Grapevine April 10, 2020: Rena remembers

A round up of news from around Israel.

THE YAD VASHEM monument to Righteous Among the Nations.  (photo credit: UKRAINIANJEWISHENCOUNTER.ORG/WIKIPEDIA)
THE YAD VASHEM monument to Righteous Among the Nations.
Many Holocaust survivors are hesitant about telling their stories. Of those who are not reticent about their wartime experiences, the most articulate are recruited by Yad Vashem to speak to visiting groups. Many of the same people also speak to groups visiting AMHA, a mental health and social support services organization for Holocaust survivors in Israel, and more recently to Zikaron BaSalon (Remembrance in the Living Room), a more intimate gathering of the number of people that can comfortably fit into an average-sized living room. Zikaron BaSalon was founded in 2011 by social entrepreneur Adi Altschuler.
One of the most widely known Holocaust survivors in Jerusalem is arguably Rena Quint, who in addition to speaking frequently at Yad Vashem, has spoken to numerous organizations and institutions in Israel, Europe and South Africa.
She has hosted organizations such as Hadassah, the Women’s Zionist Organization of America in her home. She has also hosted non-Jewish groups from Germany, the US, China and elsewhere.
A few years back, because she is religiously observant, she decided to combine two of her activities at the same time. Always a generous hostess, she was approached by Shabbat of a Lifetime to be among the people on their list who give visitors to Israel an authentic Shabbat experience.
Because she is religious, this was a totally natural thing for her, aside from which she genuinely likes meeting new people.
To her ongoing amazement, not only through Shabbat of a Lifetime, she came across people who had never previously encountered a Holocaust survivor, but worse still people who had never even heard of the Holocaust before signing up for a group tour to Israel, in which the itinerary included a visit to Yad Vashem.
So when she hosts Shabbat of a Lifetime, which often includes non-Jews, one of the first questions she ask her guests is whether everyone present has heard of the Holocaust. Then she asks whether they’ve ever met a Holocaust survivor – and very few of them have.

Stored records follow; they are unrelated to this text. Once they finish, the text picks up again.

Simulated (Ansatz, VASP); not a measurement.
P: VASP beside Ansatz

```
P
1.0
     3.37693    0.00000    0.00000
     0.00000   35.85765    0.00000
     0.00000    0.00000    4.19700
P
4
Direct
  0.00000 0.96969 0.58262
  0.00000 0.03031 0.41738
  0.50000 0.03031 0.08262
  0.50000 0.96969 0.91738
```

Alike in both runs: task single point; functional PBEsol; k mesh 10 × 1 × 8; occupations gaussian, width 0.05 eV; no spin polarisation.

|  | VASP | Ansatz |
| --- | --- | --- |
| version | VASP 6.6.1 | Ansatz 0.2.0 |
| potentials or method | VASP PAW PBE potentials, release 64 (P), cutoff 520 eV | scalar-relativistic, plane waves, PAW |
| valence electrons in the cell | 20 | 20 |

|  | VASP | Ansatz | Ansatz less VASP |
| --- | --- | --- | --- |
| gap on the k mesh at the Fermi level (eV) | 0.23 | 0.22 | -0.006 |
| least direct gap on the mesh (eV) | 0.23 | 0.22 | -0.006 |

For many, it is their first time in Israel, so she also asks them to state what their aha moment was. Curiously, even for those who are not remotely religious, it’s saying a prayer at the Western Wall, being at Masada and hearing the story of the Maccabees, or in the case of Christians, walking in the footsteps of Jesus. Sometimes when her guests think about their aha experience, they are overcome with emotions and begin to weep.
Israel seems to have that effect on a lot of people who might have previously described themselves as tough cookies.
So between explaining the customs of Shabbat and teaching them a couple of easy Shabbat songs, between dinner courses, she also tells her own story, which has been committed to print through the many interviews she has given and through the book she wrote together with Jerusalem Post columnist Barbara Sofer: A Daughter of Many Mothers. Her story is also available on YouTube as part of a series released by Yad Vashem.
Many of the people who come to her home maintain contact with her and come back on subsequent visits to Israel, bringing friends and acquaintances with them. They purchase her book and they call up her story on YouTube, but it’s not the same as talking to her.
Some of the groups that she had lined up for the first half of this year were obviously unable to come to Israel, and some of the members who have been before were deeply disappointed that they would miss out on seeing her.
So Quint, in consultation with Sofer, came up with a solution. She would set her table on Friday afternoon for guests who had wanted to come for Shabbat, and then she would get on to Skype or WhatsApp or Facebook and talk to a group gathered in someone’s home in some overseas destination. They could answer questions and she would answer them. She would go through the whole of the Friday night session on Friday afternoon before Shabbat and that way she could still get both messages across without desecrating the Sabbath.
Sofer, who did considerable research on the book, is available to do these sessions with her when the book is being discussed. Quint is now thinking of doing future Shabbat of a Lifetime or Q&A talks about the Holocaust on Zoom, so that she gets better visual and sound contact with the people with whom she is interacting
Holocaust Remembrance Day comes very soon after Passover, and this will be the first time that she will be alone with her memories, because there will be no memorial ceremony at Yad Vashem where survivors and their families have traditionally gathered in Warsaw Ghetto Square.
This year, the square will be empty or near empty, as will the Knesset plaza the following day, where leading figures of the country recite the names of members of their families who were murdered in the Holocaust.
As with most other annual events this year, there will be a virtual ceremony, but it will not and cannot have the same emotional impact as a plaza full of survivors whom Hitler had wanted and tried to exterminate.
For these survivors coming each year with their children, grandchildren and great-grandchildren, the only time when the revenge is sweeter is when at least one of their grandchildren is there in IDF uniform.